Petitioner formerly held the combined positions of Village Administrator and Village Clerk for respondent Village of Seneca Falls (Village). At a meeting on April 3, 2000, new members of respondent Village Board of Trustees of Village of Seneca Falls (Board) and respondent Antonio Costantino, Mayor, were sworn in. At that meeting the Mayor and the Board reappointed petitioner to the position of Village Clerk but the position of Village Administrator was not then addressed. Petitioner continued in both positions. The working relationship between petitioner and the Board and Mayor began to deteriorate, and on May 17, 2000 the Mayor and certain Board members scheduled a Board meeting for 9:00 A.M. the next day. At that meeting the Board went into executive session. After returning from executive session, the Mayor presented petitioner with a letter terminating her from both positions.
Petitioner commenced this CPLR article 78 proceeding, alleging, inter alia, that her termination was improper because the meeting on May 18, 2000 violated the Open Meetings Law (Public Officers Law art. 7) and because respondents failed to comply with Public Officers Law § 36 in terminating her. Supreme Court agreed with petitioner on both grounds and granted the petition, reinstating petitioner to both positions with back pay and benefits.
Respondents moved for reargument and renewal. The court determined that the motion was untimely insofar as it sought reargument but granted the motion insofar as it sought renewal. Upon renewal, the court modified its original decision by determining that petitioner had not been reappointed to the position of Village Administrator but instead was continuing in that position as a holdover and therefore could discharge the duties of that office until the vacancy was properly filled. The court otherwise adhered to its original decision.
Respondents contend that the court erred in determining that the position of Village Administrator is a public office. We disagree. Pursuant to Village Law § 3-301(2)(c), a village may create public offices in addition to those that are mandatory. The position of Village Administrator was created and the duties were defined by legislation (see, Seneca Falls Village Code ch. 55). In addition, we note that a public officer is defined as “a person whose position is created, and whose powers and duties are prescribed, by [legislation] and who exercises a high degree of initiative and independent judgment” (Matter of Lake v. Binghamton Hous. Auth., 130 A.D.2d 913, 914, 516 N.Y.S.2d 324; see, Matter of Stork v. Board of Trustees, 179 A.D.2d 1058, 579 N.Y.S.2d 797; see generally, Matter of O'Day v. Yeager, 308 N.Y. 580, 586, 127 N.E.2d 585). Here, the duties of Village Administrator prescribed by section 55-3 of the Seneca Falls Village Code involve a high degree of initiative and independent judgment (cf., Matter of Stork v. Board of Trustees, supra, at 1058, 579 N.Y.S.2d 797). Thus, the court properly determined that the position is a public office.
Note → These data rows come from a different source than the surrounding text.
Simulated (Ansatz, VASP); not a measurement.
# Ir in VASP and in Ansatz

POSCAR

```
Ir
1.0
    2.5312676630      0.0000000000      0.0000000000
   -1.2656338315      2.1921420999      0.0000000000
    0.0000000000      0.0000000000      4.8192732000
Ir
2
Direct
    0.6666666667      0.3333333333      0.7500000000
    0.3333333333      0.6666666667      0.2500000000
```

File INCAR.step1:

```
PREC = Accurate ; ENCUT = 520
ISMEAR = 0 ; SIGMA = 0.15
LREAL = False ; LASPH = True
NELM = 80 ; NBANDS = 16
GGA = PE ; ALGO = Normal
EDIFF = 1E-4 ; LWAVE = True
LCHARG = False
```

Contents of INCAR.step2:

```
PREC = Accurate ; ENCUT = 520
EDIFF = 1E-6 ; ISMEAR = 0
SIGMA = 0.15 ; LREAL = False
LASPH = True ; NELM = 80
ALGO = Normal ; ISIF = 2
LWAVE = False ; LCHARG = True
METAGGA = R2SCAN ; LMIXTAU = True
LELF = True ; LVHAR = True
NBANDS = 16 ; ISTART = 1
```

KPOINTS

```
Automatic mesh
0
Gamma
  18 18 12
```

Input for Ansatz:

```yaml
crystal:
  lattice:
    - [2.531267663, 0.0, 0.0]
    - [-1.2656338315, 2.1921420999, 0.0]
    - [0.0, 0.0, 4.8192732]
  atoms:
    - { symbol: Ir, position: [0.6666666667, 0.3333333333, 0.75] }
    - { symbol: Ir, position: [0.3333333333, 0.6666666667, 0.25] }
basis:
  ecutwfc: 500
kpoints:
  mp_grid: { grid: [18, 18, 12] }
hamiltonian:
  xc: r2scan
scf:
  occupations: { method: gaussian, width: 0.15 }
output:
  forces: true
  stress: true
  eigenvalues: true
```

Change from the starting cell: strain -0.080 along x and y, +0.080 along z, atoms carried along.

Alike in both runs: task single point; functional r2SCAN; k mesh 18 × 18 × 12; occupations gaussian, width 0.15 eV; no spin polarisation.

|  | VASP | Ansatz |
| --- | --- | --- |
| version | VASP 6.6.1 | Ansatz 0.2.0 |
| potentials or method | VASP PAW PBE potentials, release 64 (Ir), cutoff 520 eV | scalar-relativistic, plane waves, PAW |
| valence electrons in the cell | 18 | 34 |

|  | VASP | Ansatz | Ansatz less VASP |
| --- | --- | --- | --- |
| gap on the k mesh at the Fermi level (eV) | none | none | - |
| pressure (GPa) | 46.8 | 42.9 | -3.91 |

Upon renewal, the court properly determined that petitioner was a holdover in the position of Village Administrator. The term of Village Administrator is one official year or the remaining portion thereof (see, Village Law § 3-302[4] ). The official year for the Village ended in March 2000 and, although petitioner was not reappointed to the position, a successor was not then appointed. Pursuant to Public Officers Law § 5, every officer, with certain exceptions not applicable here, “shall * * * hold over and continue to discharge the duties of [the] office after the expiration of the term * * * until [the] successor shall be chosen and qualified”. Thus, although petitioner was not reappointed, she properly continued to discharge the duties of Village Administrator as a holdover and the court properly reinstated her to the position of Village Administrator until such time as the vacancy was properly filled.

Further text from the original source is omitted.